El Fútbol (Soccer)

SOUTH & CENTRAL AMERICA: Fútbol is an important part of the culture in many Spanish-speaking countries. During the 2014 World Cup, I happened to be in Buenos Aires–and the city exploded with enthusiasm after advancing to the finals. It seemed like everyone was your best friend, whether you knew them or not. Horns honked for 24 hours straight, people waved flags out of cars, gorged themselves on pizza, and held their breath as Messi kicked… and Argentina beat the Netherlands in the semi-finals. Spoiler alert: Germany won in the finals.

In class, students travel outside to play “Spanish soccer” and truly live the language. Here, the only–I repeat, only–rule that really matters is that students speak shout and yell in Spanish. “Who plays defense? What counts as a red or yellow card? Are the teams fair?” Frankly, none of that is too important–as long as students are running back and forth, kicking a ball, and shouting in the target language, I am happy as a clam.

Class Routine

Each day, students sign up for what they want to do. They can be a futbolista/soccer player, portero(a)/ arquero(a)/ goalie, entrenador(a)/coach, or árbitro(a)/referee. The two teams (that represent Spanish-speaking countries) get into a circle and chant either, “¡Este partido, lo vamos a ganar!” (we’re going to win this game!/Spain), or “Ganamos, perdimos, igual nos divertimos” (we win, we lose, either way we have fun!/ Guatemala).

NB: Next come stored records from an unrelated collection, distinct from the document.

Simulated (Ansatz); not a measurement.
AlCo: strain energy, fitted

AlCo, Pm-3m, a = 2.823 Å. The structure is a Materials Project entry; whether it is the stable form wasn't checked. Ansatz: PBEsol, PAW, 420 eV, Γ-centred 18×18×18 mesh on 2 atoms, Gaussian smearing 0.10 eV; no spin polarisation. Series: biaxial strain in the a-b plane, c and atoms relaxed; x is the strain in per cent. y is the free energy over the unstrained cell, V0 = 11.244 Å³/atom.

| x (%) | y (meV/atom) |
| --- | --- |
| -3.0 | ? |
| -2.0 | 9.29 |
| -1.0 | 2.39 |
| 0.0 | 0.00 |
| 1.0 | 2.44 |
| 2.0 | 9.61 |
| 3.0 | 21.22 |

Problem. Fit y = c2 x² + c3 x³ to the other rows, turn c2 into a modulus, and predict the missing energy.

Next, a special “visiting coach” [student] leads the teams in warm-up exercises. Now it is game time! Students work hard to shout in Spanish continuously, while trying to score a goal. Key vocabulary: Por acá/over here; pásala/pass it; la tengo/I got it; soy portero(a)/I’m goalie; la pelota/the ball; ¡apúrate!/hurry up!; casi/almost; hace mucho calor/it’s really hot; no manos/no hands; suelo/ground; ¿Qué?/What?; Yo dije…/I said; agua/water. Speaking English results in a penalty (referees have students count backwards in Spanish 5-0 and ‘complain’ “Quiero jugar”/I want to play!).

At the end of class, the teams line up and say, “¡Buen partido!” (good game!). While Mondays and Thursdays are practices, Fridays are official games and ‘Facepaint Fridays’, where students safety-pin paper flags to their shirts and have the option to paint their faces their team colors. Spanish music plays frequently, to help create a truly immersive experience.


  • ¡Pásala! (pass it)
  • ¡Por acá! (over here)
  • ¡Por allí! (over there)
  • La pelota/el balón (the ball)
  • Soy portero/a; soy arquero/a (I’m goalie)
  • ¡No manos! (no hands!)
  • ¡La tengo! (I got it!)
  • ¡Vamos! (Let’s go!)
  • ¡Patéala! (kick it!)
  • ¡Corre! (run!)
  • ¡Rápido! (quickly)
  • ¡Apúrate! (hurry up!)
  • ¡Sube! (go up the field)
  • ¡Quédate ahí! (stay there)
  • Defensa (defense)
  • Descanso/entretiempo
  • Fuera
  • No inglés (no English)
  • No fui yo (it wasn’t me)
  • Fue… (it was)
  • ¡Vamos a ganar! (we’re going to win!)
  • ¡Gooooool! (goal)
  • ¡Golazo! (amazing goal)
  • “Este partido, lo vamos a ganar.”
    • We’re going to win this game! (Spain)
  • “Ganamos, perdimos, igual nos divertimos.”
    • We win, we lose, either way we have fun! (Guatemala)
  • REPORTERO (un trabajo para alguien que no quiere o no puede jugar, por cualquier razón): “Fulanito tiene la pelota. Corre muy rápido. Patea la pelota y ¡GOOOOOOOL!(narra lo que sucede en tiempo real)
  • CONSECUENCIAS: Números 10-0 (cuenta regresiva obligatoria, como consecuencia por 10 segunditos cuando hablen en inglés o por accidente o a propósito)

Facepaint Fridays!

  • Mondays & Thursdays are practices, but Fridays are considered “official games”.
  • Here, students are welcome to paint stripes of their team’s Spanish-speaking flag on their cheeks.
  • They also have signs with their last name and favorite number to safety-pin to their shirts.